A Serverless Data Architecture — Is it possible?
Unless you are not up to snuff on your Application Development chops, you have no doubt heard about how all applications should be developed with a serverless architecture. Cloud Platforms are offering more and more services that enable application developers to move further away from the traditional web-server based application. For example, Amazon Web Services has a service called Lambda, which allows you to package together code that is executed when an event triggers it. This means that if you design an application that needs to retrieve a picture, you don’t need to host all the pictures on your web servers, but rather can have an event trigger a Lambda function to go get the picture from S3 (the AWS Storage service) and display it in your application.

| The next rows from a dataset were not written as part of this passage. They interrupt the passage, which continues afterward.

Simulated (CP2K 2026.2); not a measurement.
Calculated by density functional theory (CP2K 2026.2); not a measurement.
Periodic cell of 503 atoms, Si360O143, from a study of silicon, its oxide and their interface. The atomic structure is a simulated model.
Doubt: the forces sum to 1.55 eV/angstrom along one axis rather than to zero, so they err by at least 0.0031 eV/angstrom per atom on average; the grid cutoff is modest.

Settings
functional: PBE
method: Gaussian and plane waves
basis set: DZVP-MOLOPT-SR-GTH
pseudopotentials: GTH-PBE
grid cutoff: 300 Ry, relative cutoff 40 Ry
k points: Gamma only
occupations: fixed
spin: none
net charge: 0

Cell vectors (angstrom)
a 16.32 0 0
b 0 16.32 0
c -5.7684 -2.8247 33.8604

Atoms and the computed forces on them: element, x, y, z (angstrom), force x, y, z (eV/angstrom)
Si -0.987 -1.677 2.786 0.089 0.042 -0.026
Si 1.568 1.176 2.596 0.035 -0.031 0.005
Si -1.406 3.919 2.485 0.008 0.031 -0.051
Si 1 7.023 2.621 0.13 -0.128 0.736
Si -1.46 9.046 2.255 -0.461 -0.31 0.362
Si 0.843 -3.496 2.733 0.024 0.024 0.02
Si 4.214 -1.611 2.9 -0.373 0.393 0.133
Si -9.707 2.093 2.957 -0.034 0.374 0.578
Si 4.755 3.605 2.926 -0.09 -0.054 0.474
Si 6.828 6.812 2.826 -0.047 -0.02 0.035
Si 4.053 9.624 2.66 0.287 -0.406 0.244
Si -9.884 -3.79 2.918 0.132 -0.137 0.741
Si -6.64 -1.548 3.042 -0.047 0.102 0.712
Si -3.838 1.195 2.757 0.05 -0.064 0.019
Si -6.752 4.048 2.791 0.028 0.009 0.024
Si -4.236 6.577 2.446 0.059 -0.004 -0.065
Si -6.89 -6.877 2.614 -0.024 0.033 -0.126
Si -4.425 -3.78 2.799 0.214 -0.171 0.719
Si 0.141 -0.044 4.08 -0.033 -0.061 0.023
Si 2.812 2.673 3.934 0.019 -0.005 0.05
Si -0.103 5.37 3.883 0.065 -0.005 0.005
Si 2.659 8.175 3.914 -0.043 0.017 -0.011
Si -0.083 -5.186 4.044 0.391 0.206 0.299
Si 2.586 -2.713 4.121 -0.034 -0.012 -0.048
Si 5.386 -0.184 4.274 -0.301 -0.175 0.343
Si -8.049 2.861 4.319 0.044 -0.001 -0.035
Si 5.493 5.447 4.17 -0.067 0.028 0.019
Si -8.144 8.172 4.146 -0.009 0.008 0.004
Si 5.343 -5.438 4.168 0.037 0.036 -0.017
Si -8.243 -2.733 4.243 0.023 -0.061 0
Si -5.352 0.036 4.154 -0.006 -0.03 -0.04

Let’s back up for a second and ask the obvious question: What is Serverless? On the surface, serverless means exactly what it sounds like, which is that no servers are involved in the architecture. As you dig further into it, though, it’s not that simple. Really, it means that you have no managed servers that are always running, regardless of the workload. Servers will still be part of the architecture, but only when the compute power is needed, and they are shut down when they are not. This helps to bring down the overall technical cost of the platform.
However, this concept does not apply in as straight-forward of a way when it comes to a data architecture. Databases, at their very core, require a data server for storage and compute. Traditional relational databases, like Oracle, SQL Server, or MySQL, all require database servers that are always on, draining compute resources even if they are not being used. For most enterprises, that’s not an issue because they have workloads that are constantly crawling their databases to retrieve data. However, they will always run into concurrency issues, which is an issue to which a single DBA can dedicate their entire job. Scheduling workloads is a full time job, and never works the way they expect it to. Ad hoc queries, analysts who write inefficient queries that tie up the CPU, and workload failures are just a few things that can bring down an entire data server.
So, the question is, how can an organization leverage the power of a serverless architecture and apply it to their data platforms? And what is the level of development required in order to achieve a “serverless” data architecture?
Compute vs. Storage
As I said in a previous blog post (for those of you who haven’t read it yet, you can find it here), one of the key components of a modern data architecture (MDA) is that it is decoupled. Each piece of your architecture should not rely on any other piece to stay working as it should. Realistically, that means that your data feeds, data processing, and data access layers should all be able to stand on their own, or even swapped out for some other technology solution without significant up- or down-stream development. So what happens if you apply this concept not to each layer of an MDA, but rather to a specific layer?
Traditional databases, as I stated earlier, were built to be run on servers. These servers both to store the data on the server, as well as use the compute resources of the server to run jobs against the data set stored there. But what if you take this decoupling concept, and applied it to a database? You would end up with a need for storage and a need for compute. In a traditional, on-premise datacenter, that would not be efficient, or even effective. You would end up with separate servers for storage and compute, with a lot of wasted resources. However, with the rise of IaaS platforms like AWS and Azure, this is not only effective, it’s incredibly cost efficient.
With storage costs going down every year across all cloud providers (e.g. AWS recently lowered the cost of storing in S3 to $23/TB/Month), the allure of decoupling data storage has become stronger and stronger. Platforms like AWS are working hard to keep up, providing tools that allow developers to read the data in S3 for analytical purposes. Data Lakes are becoming more and more popular as a data warehousing and storage option. However, the compute process is not so easily left behind.
As more and more enterprises have started to move their data storage away from traditional databases, they have had to struggle with potential solutions. The main obstacle is that, from a code perspective, the most efficient language for data operations is SQL. SQL generally requires a database to run, so in order to run SQL scripts in a serverless environment, the scripts need to be wrapped in another programming language, like Python or Perl. This requires a level of knowledge that most data engineers don’t have.
There is no one right answer to the question that was posed in the title. Yes, it is possible to have a serverless data architecture, but it is certainly not easy. The good news is there are many different tools and solutions to cover this type of architecture. Platforms like Snowflake Computing have sprung up from this need, which covers the data warehousing part of the architecture. Nevertheless, there is no one stop shop product that truly provides a complete serverless data architecture.
Still, a true modern data architecture requires a lot of moving parts, with many different tools and components. As progress is made in this space, these tools will continue to mature, including new integration development. This progress will make a serverless data architecture more and more realistic.